Tip Number 3 for Improving Your English as an Adult: Listen With Your Ears, Not With Your Eyes
At first glance, this tip might seem to be obvious.
We all believe that just because we have ears, we naturally use them for listening. The truth is that listening is a Soft Skill and only people who are good listeners truly use their ears for listening.
Most others either block their listening by talking to themselves in their heads – pretending to be focused on what a speaker is saying, or they use their eyes to try to “read” the words coming from the other person’s mouth.
Oftentimes, a “listener” will use their eyes to distract themselves from what they should be listening to – which makes the speaker’s message almost impossible to fully grasp.
As a non-native speaker of English in a situation in which speaking English is required, this habit will keep you from advancing to a higher level of fluency.
Why? Because if you are not listening effectively, you cannot react spontaneously. Poor listeners think that they don’t understand the speaker, but in reality, they weren’t listening to the speaker in the first place.
Let me give you a few examples of what I mean:
- You are in a telephone conversation and you have put the speaker is on speaker phone. While you are supposed to be listening, you are clicking around your computer screen – reading emails; or you are rearranging items on your desk or you are checking your fingernails. You get the idea.
- In a face-to-face conversation, you are looking at the speaker’s mouth and thinking to yourself that you can’t understand what they are saying, or that they are talking too fast, or that you don’t know what you are supposed to say when the speaker stops speaking. In other words, you are doing everything except listening.
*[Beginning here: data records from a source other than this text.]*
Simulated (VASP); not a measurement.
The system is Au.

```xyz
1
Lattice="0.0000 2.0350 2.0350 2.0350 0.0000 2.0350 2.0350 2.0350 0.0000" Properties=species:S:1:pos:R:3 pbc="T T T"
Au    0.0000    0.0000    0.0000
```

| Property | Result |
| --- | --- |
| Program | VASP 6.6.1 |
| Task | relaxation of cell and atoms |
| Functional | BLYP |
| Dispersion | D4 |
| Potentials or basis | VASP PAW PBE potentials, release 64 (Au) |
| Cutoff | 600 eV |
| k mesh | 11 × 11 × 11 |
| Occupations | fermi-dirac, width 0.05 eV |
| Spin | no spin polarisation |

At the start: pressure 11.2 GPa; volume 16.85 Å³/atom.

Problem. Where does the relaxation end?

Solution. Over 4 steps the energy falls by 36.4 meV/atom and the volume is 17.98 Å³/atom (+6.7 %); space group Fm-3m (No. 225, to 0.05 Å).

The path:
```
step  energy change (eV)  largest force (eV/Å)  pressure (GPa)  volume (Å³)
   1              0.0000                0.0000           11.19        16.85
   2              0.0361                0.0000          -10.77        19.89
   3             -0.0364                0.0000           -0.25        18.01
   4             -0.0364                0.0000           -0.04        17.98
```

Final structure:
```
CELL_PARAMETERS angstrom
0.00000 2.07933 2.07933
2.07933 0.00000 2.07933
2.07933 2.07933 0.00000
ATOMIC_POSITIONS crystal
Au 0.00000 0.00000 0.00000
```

- You are watching a movie or your favorite television series (as so many non-native speakers of English like to do to help them to improve and maintain their English) and you “miss” some of the words spoken by the characters. Sometimes their speech is not clear, but in most cases you were too busy watching the action taking place to also follow the words that they were speaking.
Do any of these scenarios sound familiar?
They represent a few of the common communications mistakes that people make in English-language situations. The result of this common mistake is that people walk away with a lack of confidence about their English-language skills, making them want to interact less in situations where their skills and voices are needed most – such as at work or at networking events. This can be avoided.
It is understandable to be nervous about how to respond in a conversation that is not in your native language. I have been living in Germany for 15 years and I need to be sharp when I am in a German-language conversation – especially at government offices, on the phone with various service providers, or when I am in a German-language video conferencing call for business. I know the feeling. Which is why this tip is one of my best pieces of advice to you and the hundreds of others that I have taught English to over the years – stop trying to control the outcome of the situation and let your ears do the work in real-time so that you can get the outcome that you desire.
Our eyes and ears offer two powerful inputs for the senses.
If one is given greater importance in a situation, the other becomes diminished. When we want to hear something clearly – to listen to it – we turn our eyes away from it in order to diminish our view of that thing or surrounding environment – giving our ears the chance to focus on the sound.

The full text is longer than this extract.